Operating Revenue declined by 9.8% (from $93.6 million to $865.7 million) on the back of a 31.4% decline ($122.5 million) in Media advertisement revenue.
SPH also clocked an increase in cost by 6.8% ($53.7 million higher at $844.4 million) due to:
- increased operational costs of their REIT and PBSA portfolio
- property tax rebates passed on tenants and
- retrenchment costs.
Despite the above, the Directors of SPH have proposed a Final Dividend of 1 cent per share in respect of the financial year ended 31 August 2020, to be paid on 18 December 2020 (subject to shareholders’ approval).
SPH’s total dividend payout for FY20 will be 2.5 cents, an increase from FY19. (There was an Interim Dividend of 1.5 cents, earlier this year.)
Singapore Press Holdings (SPH) (SGX:T39) dropped from $1.05 to $1.01 since opening today.
- SPH’s Media business recorded a drop in Revenue by 22.8% ($131.7m)

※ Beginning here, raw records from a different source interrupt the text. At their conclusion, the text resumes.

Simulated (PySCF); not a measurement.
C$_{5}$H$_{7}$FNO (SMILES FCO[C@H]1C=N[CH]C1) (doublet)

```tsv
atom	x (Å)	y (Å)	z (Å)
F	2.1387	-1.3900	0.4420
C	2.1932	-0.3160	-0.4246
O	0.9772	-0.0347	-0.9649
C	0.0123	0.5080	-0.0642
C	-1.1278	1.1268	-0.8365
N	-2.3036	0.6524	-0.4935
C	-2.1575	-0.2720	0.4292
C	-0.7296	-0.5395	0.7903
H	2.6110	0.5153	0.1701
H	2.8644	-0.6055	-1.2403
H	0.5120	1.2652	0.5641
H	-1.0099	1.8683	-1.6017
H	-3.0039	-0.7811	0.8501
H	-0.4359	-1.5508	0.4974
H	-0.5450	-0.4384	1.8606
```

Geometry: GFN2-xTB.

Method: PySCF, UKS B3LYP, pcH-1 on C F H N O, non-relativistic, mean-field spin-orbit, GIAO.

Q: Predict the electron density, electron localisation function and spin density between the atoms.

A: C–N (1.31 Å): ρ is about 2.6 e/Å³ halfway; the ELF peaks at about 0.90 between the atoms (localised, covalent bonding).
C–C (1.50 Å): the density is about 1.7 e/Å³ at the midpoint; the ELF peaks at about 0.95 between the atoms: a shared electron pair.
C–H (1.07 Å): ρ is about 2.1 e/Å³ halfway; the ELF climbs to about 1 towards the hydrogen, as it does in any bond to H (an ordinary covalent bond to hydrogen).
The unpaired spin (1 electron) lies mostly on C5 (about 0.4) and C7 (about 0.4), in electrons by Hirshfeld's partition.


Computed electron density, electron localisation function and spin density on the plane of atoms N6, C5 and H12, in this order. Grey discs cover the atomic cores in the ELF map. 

- Although SPH’s Property business recorded an increase in Revenue by 10.5% ($30.7m) with the acquisition of Westfield Marion and the Student Castle portfolio, these were not able to cover the fair valuation loss on investment properties of $228.6 million.
- The ‘Others’ segment recorded an increase in Revenue by 8.7% ($7.5m), due to sales of PPE in their Aged Care business.